We figured the third episode of the new season of Star Trek: Discovery would be a good time to check in on the show and talk about how things are going now that the status quo has been shaken up (again) and the crew (or the parts of it that get speaking roles) of the titular ship have landed in the 32nd century. During the show’s rocky run, we’ve always defended it from some of the most commonly stated complaints among the show’s fandom and some critics; that it didn’t slot neatly into the franchise’s continuity or that it didn’t understand the franchise’s underlying ethos, neither of which we agreed with. That doesn’t mean we’ve never had criticisms or complaints, however. We chatted a little bit about this season’s premiere on our podcast, noting with a harrumph or two that the new somewhat lawless, Federation-free galaxy the show has landed in made it feel more like a Star Wars spinoff than a Star Trek show. Watching this third episode, in which Michael Burnham is reunited with her crewmates after a year has passed between episodes, something else struck us about why Discovery, which is still entertaining as hell to us, often doesn’t quite feel like a Star Trek show. It’s not because of its love of clothing the cast in black leather or letting them say “shit” now and then. It’s not because Discovery doesn’t understand Trek lore or the Trek ethos. Look, you’re just going to have to let us make a terrible pun that wound up in our notes from watching this third episode, because it’s the point we’re trying to make here. Star Trek: Discovery needs to have more stories about warp cores and fewer about emotional cores.

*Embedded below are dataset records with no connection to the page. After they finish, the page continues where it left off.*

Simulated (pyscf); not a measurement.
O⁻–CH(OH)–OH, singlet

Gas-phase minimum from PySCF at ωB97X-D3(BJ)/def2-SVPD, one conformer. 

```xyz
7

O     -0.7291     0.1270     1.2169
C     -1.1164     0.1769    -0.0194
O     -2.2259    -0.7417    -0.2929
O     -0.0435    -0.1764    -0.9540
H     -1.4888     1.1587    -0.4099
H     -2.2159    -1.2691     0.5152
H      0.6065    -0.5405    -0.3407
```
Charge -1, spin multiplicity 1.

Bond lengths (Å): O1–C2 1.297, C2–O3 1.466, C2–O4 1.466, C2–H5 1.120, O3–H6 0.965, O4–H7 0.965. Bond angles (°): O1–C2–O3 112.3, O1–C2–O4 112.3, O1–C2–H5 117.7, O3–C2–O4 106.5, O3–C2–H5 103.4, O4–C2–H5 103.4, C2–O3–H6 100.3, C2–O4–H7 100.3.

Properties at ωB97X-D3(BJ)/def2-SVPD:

It’s good that the show didn’t keep its cast separated for too long and we were happy to see them all reunited, but that doesn’t mean the weepy reunion scenes felt particularly earned. If there’s one overriding issue with Discovery, it’s not that it’s too dark to be Star Trek but that it relies far too much on melodramatic, slow-motion emotional scenes in its storytelling. That may seem like an odd thing to criticize a show for, since emotions are at the heart of all good stories, but if there’s one through-line that has always connected the various iterations of Star Trek, it’s that it kept a coolness about itself even as it defined and portrayed some friendships and relationships that wound up becoming legendary: Kirk and Spock, Picard and Data, Janeway and Seven, Will and Deanna, even Odo and Quark or Bones and Spock – Trek friendships, rivalries and romantic relationships have always had a certain coolness to them – not detachment or coldness, just not prone to a lot of big emotional displays. Even what must be considered one of the most emotional scenes in all of Star Trek, Spock’s death and funeral in The Wrath of Khan, was such a tear-jerker precisely because everyone in them struggled to hold it together, not because they were all weeping and hugging in slow motion. These are, after all, the stories of scientists and military personnel, many of whom aren’t even human.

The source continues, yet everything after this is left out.